The shifting global balance of power is most evident with the rise of China and India, a development that the Atlanticists in the United States and Europe refuse to recognize. The Trump administration has rightfully discarded Wilsonian doctrine—which emphasizes abstract values—in favor of foreign policy realism, which focuses on concrete national interests. American blood should be reluctantly spilled, and American treasure should be expended sparingly, only in the service of concrete American interests. That is what an America First foreign policy is all about.

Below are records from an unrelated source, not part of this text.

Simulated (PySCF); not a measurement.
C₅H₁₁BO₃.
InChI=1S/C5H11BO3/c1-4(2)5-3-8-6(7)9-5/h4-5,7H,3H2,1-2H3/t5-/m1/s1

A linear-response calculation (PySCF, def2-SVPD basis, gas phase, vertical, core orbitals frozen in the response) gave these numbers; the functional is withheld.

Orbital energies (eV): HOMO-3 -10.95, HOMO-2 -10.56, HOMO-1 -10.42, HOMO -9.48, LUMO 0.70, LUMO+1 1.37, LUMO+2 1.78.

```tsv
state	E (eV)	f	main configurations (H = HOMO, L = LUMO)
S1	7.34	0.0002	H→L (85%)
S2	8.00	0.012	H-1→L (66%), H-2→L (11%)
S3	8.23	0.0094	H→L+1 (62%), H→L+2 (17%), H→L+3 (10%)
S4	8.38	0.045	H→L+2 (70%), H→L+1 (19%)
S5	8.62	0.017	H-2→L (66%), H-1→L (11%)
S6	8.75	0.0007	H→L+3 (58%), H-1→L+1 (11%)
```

In his last major iteration of his global geopolitical concept, Sir Halford Mackinder wrote in 1943 in Foreign Affairs about the rise of what he called the “Monsoon powers” of China and India, which he hoped would create a balanced globe of human beings based on spheres of influence. More than two decades earlier, Mackinder wrote Democratic Ideals and Reality (1919) to guide the statesmen at Versailles in their efforts to establish a lasting peace after the cataclysm of the First World War. Mackinder’s advice to the statesmen of the West was to temper their democratic ideals with an understanding of geopolitical realities. His advice, needless to say, was not heeded, and twenty years later an even more destructive global war was fought.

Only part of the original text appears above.